6/10: #89, Kicking Off The World Cup
KKK’s Top 103 Posters
Number 89: Olympic Slam
I guess you could classify Olympic Slam as a pilgrim in an unholy land. He’s more conservative than me yet lives in California. That alone should make him the Michael Savage of TSM. Considering he loves said talk-show host, I think this indeed makes him the Michael Savage of TSM. Either way, I have no problems with the chap.
• Once again America is sticking its middle finger up to the rest of the world and saying, “Fuck you all, we’re going to do what we Americans want.” Is this because we’re going to invade another country? Not that I know of. Are we thumbing our nose yet again at the United Nations? I wish. No, it’s World Cup season, and despite other countries shutting down to watch their team run around a field for 90 minutes kicking a ball, we here in the United States just give out a collective yawn. I’m one of the bigger oddballs in this country because I like the game of soccer. I played it for 14 seasons as a kid, and ever since 1990, when I was 14 years old, I have tuned into this tournament. Granted, I have no idea who any of the players are, but sometimes you watch a sporting event for other reasons. For example, one spectacle of the World Cup that I enjoy seeing is the spectators cheering on their team, waving flags, singing and rattling off noisemakers. The actual game itself is not that bad to watch, either. I don’t think I’d be able to watch soccer on a regular basis, and I don’t tune into that American MLS league; once every four years tends to provide me with an ample fix.
Back in 1990 I remember West Germany winning the World Cup after beating Argentina 1-0 on a cheesy penalty kick late in the game. I also remember England having a really old goalkeeper, Italy getting pretty far, and some guy from Cameroon with black sweatpants. What I remember most about this tournament, however, was that several times the only goals scored in a game were done during TNT’s commercial breaks. There’s nothing more gratifying than watching a game for an hour or two only to have the game’s only goal come while you’re watching an ad for some airline or sports drink. When you got back from the break you saw a bunch of players jumping on top of each other with the announcers saying, “While we were away, Italy just scored the first goal of the game. Here’s the replay.” Sorry, but watching a replay isn’t the same as seeing the real thing live. Is it any surprise that by the time the 1994 World Cup came around the games were interruption-free? Rather than go to commercial breaks, the games just put a sponsor’s logo in the corner for 20 minutes or so.

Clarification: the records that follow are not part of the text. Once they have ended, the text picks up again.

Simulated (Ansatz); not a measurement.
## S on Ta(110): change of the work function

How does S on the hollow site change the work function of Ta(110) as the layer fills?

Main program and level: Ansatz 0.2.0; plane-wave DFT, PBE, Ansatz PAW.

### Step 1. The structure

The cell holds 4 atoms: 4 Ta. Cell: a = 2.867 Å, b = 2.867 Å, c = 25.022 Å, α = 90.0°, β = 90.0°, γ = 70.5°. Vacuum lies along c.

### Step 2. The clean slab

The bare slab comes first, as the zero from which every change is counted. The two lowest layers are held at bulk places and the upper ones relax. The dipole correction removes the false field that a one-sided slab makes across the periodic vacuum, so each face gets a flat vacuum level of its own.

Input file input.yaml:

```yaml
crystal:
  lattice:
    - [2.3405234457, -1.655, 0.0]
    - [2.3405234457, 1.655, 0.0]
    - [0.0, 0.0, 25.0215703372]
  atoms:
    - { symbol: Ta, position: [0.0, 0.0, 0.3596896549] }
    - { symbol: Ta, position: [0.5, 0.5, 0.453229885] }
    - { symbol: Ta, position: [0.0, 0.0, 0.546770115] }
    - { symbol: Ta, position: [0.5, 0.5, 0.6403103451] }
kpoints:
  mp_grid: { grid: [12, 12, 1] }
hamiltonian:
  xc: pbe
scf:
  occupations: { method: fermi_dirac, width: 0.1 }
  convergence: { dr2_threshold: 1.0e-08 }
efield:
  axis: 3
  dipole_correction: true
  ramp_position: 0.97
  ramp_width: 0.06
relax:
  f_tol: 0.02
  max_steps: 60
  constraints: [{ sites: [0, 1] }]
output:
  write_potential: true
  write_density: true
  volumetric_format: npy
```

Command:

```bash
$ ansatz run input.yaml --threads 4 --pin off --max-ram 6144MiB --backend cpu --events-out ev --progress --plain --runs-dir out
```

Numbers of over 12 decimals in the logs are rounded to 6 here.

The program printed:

Four years later the World Cup was hosted in the United States. Some things I remember about this event were the U.S. upsetting Columbia thanks to some player scoring in his own net. The U.S. eventually lost to Brazil 1-0, but if memory serves, Brazil was playing shorthanded thanks to a red card, so instead of going with the mainstream opinion of "our boys played tough," I always thought they should have upset the Brazil squad. The success of the ’94 World Cup was supposed to show Americans how great the sport of soccer is. It didn’t. The 1998 World Cup was probably the worst ever for America. Not only did the Frenchies win the whole thing, but the United States lost to Iran in group competition. America fared much better four years later when they went out in the quarterfinals to Germany, the tournament’s eventual runner-up. From what I’ve heard about this year’s tournament, the U.S. is in a tough bracket and may not make it out of group play. Big deal. Just because America can’t dominate one kind of sport that doesn’t mean that sport should be ignored. Besides, it’s always nice to have other countries dominate the world’s stage every once in a while. Who am I going to pick for the World Cup? Well, I always go with Brazil followed by the host country as a sleeper pick.